Yes please, actually, I think this would be the best intermediate, in case you're someone that likes to create groups for everything, an option to just have the search API not to replace for the tank, but to show the individual files.

Having to search for an specific archive, but then not being able to find it easily because it comes inside another was another problem I was thinking, just didn't mentioned it, but if the option to group the archives in Tanks was a toggleable in the search Index, I think it would be the best option to meet both sides.

Difegue commented 1 year ago

There is a case to be made for being able to quickly fish a specific ID by a source tag or similar, I hadn't necessarily thought about that. (although for source: in particular I believe you could use the bundled source finder plugin for that, it'd fish directly in URLMAP which wouldn't be affected)

Being able to disable tank grouping in searches is possible, but that'd overcomplexify the feature a bit if I stick with the approach of integrating tanks directly into the search/tag database indexes.. I'll have to give this a bit more thought.

CirnoT commented 1 year ago

Being able to disable tank grouping in searches is possible, but that'd overcomplexify the feature a bit if I stick with the approach of integrating tanks directly into the search/tag database indexes.. I'll have to give this a bit more thought.

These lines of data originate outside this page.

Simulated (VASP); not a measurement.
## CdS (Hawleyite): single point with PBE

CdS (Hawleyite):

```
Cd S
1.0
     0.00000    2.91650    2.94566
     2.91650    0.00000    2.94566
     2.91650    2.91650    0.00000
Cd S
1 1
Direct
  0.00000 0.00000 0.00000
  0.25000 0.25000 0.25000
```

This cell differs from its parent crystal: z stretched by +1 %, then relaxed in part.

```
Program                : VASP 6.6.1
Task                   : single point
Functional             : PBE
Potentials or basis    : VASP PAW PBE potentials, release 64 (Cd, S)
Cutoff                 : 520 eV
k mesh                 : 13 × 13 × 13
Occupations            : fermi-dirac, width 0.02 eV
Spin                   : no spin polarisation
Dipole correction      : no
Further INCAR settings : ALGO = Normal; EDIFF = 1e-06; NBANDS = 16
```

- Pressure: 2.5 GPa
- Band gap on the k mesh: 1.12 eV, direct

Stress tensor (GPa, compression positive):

Unrelated, but I think LRR is again being very much limited by choice of NoSQL like Redis here. We'd really benefit from switchover to SQLite for keeping metadata about archive relationship! Of course this can also easily be done in Redis with JSON blob representing relationship status of each archive but it makes for a very complex search logic server-side and is slow when needing to update any archive requires rebuilding entire blob. With a simple SQL schema we could easily do very fast and efficient queries including or excluding archives that are in tanks as well as JOINing to actual tanks, which could be just a view table to simplify queries for filling in tags.

(Also entire search logic could easily be using FTS5 extension greatly reducing server-side complexity at the cost of having to update virtual table in addition to normal one, but we already do this for search cache with Redis and this would be even simpler, so overall it would be a win-win in my opinion)

Being able to disable tank grouping in searches is possible, but that'd overcomplexify the feature a bit if I stick with the approach of integrating tanks directly into the search/tag database indexes.. I'll have to give this a bit more thought.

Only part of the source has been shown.